Gavin Stephens, who chairs the National Police Chiefs’ Council, told LBC the government needs to update its funding formula and “move the conversation on” from seeing officer numbers as a measure of success - and start allowing them to fill backroom staff vacancies.
“We are pegged on our officer numbers and if we don’t hit those there are financial penalties,” he said, “and so the hits are being felt by police staff working in jobs like digital forensics, crime scene examination, call answering and police and community support officers.
“We need some flexibility and a conversation about the whole workforce, not just officer numbers.”
Mr Stephens used a summit of police leaders in London to warn that investment in policing isn’t keeping up with the demands of the job.

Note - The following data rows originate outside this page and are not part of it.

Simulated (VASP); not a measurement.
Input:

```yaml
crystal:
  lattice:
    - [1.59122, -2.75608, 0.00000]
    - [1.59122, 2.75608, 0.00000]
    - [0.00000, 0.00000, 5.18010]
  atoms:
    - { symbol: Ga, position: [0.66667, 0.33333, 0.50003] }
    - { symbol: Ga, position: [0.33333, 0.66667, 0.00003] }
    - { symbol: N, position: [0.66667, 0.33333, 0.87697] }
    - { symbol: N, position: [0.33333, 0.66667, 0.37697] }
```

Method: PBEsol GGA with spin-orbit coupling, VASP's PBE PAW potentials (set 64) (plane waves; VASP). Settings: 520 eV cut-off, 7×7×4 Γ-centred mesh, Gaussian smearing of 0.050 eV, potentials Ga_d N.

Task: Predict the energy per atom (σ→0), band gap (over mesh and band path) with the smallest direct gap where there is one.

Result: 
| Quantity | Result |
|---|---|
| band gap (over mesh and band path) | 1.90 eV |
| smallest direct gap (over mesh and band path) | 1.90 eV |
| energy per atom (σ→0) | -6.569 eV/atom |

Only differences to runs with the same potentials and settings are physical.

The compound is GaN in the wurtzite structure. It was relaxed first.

He said over the past two years, forces have borrowed more than £1bn and dipped into reserves by more than £1bn, warning that it would get worse without reforms.
“Since 2010, officer numbers have increased by 2.5% while recorded crime has increased by 25%,” he explained.
“Without scaling up our response in neighbourhood policing, public protection, fraud and cybercrimes, then we run the risk of continuing to disappoint our communities in the services we can provide.”
The government hailed their latest officer uplift programme a success, with an extra 20,000 new police officers being recruited - on top of existing targets.
More than 46,000 officers have joined the police in the past four years.
But LBC revealed that since 2019, almost 4,500 new recruits have left their jobs before even finishing their probation.
Gavin Stephens put that down to the ‘extraordinarily difficult’ context that officers are policing in just now.
He told LBC: “I’ve been policing for over 30 years, and I absolutely love it, but I can’t find the words for how difficult it’s been over the past few years and the impact of high-profile cases have had for police culture - it pains me to the core.
“We need to begin to expose a different story about police culture because there are still wonderful things that happen in policing every day.
“In the same way that we need a different conversation about the police workforce, we now need a different conversation about what we want policing to feel like in future because I want future generations to see the police as a place where they can thrive.
“This is going to take a few years - it won’t be quick.”